When I need career advice, I turn to the newsletter of the Committee on the Status of Women in the Economics Profession.  How should your research strategy change after tenure?  Bob Hall has a great article in a recent newsletter and I mentioned it in a previous post.

Next up: What is the AER looking for when it publishes paper? Who better than recent Editor Robert Moffitt to tell us in the Spring 2011 issue (yet to be uploaded on the CSWEP website).

Here are some key points Moffitt makes:

1. You always need to think carefully about the journal you submit to, and you need to research the kinds of papers that have been published there; whether the journal seems to be open to your type of work; who the editor is and what his or her orientation is; and who the associate editors are, because they are likely to be referees for your paper. 

2. Now let me say a few things about the all-important question of what editors look for (aside from, to repeat,strong content). I will list three characteristics: (1) the importance of the question and of the main results; (2) the clarity, organization, and length of the paper; and (3) its degree of novelty in either method or data. 3. Editors always read the introduction to a paper first to see what the paper is about and to make a judgment about the importance of the question and how interesting the findings are….. One of the implications of this fact is that you should work very hard on your introduction. The introduction is absolutely key to a paper’s success. You have to grab the attention of the editor and the referees. You have to be a good “salesman” for your work. It has to be well-written, succinct, and to the point (as an editor, I have always disliked long, windy introductions that explain in exhausting detail the background literature, what the paper does, etc.—I just want a simple summary). You should expect to write and rewrite your introduction repeatedly. Many papers get sent back to the authors without refereeing right at this stage—the question does not seem that important for the journal they edit.

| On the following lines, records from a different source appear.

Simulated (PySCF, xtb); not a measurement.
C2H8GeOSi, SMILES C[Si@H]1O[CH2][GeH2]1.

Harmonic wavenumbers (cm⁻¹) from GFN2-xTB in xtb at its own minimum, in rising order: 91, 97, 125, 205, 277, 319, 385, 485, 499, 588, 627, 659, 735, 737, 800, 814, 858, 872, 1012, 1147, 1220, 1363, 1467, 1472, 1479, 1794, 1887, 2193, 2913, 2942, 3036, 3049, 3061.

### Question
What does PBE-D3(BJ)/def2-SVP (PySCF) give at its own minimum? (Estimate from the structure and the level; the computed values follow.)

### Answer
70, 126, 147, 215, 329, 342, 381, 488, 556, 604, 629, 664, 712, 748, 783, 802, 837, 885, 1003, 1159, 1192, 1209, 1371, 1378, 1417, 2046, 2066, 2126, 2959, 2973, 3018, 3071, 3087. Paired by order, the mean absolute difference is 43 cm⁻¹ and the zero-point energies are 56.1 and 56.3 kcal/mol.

4. Novelty in method or data is particularly important at the top journals, where novelty is given more weight than at lower-ranked ones. Nevertheless, it gets positive weight at all journals. If a paper has this kind of contribution, it needs to be emphasized in the introduction and should be one of the selling points of the paper.

5. I should also say a word about citations. As an editor, I was always annoyed if a paper was coming out of a fairly large literature yet the citation list was minimal. That made me think that the author was playing games and citing only people the author thought would be friendly to the paper. You should never play games like that, because the editor will often notice that some important papers aren’t cited and will immediately send the paper to one of the authors of such papers to referee.

6. Most papers are rejected, even those authored by the top economists in the profession..One rule I have is, (almost) never, never complain about a decision. Most rejections are made not just on the basis of the factual objections of the referees, but by their “feeling” about the paper as well as the editor’s.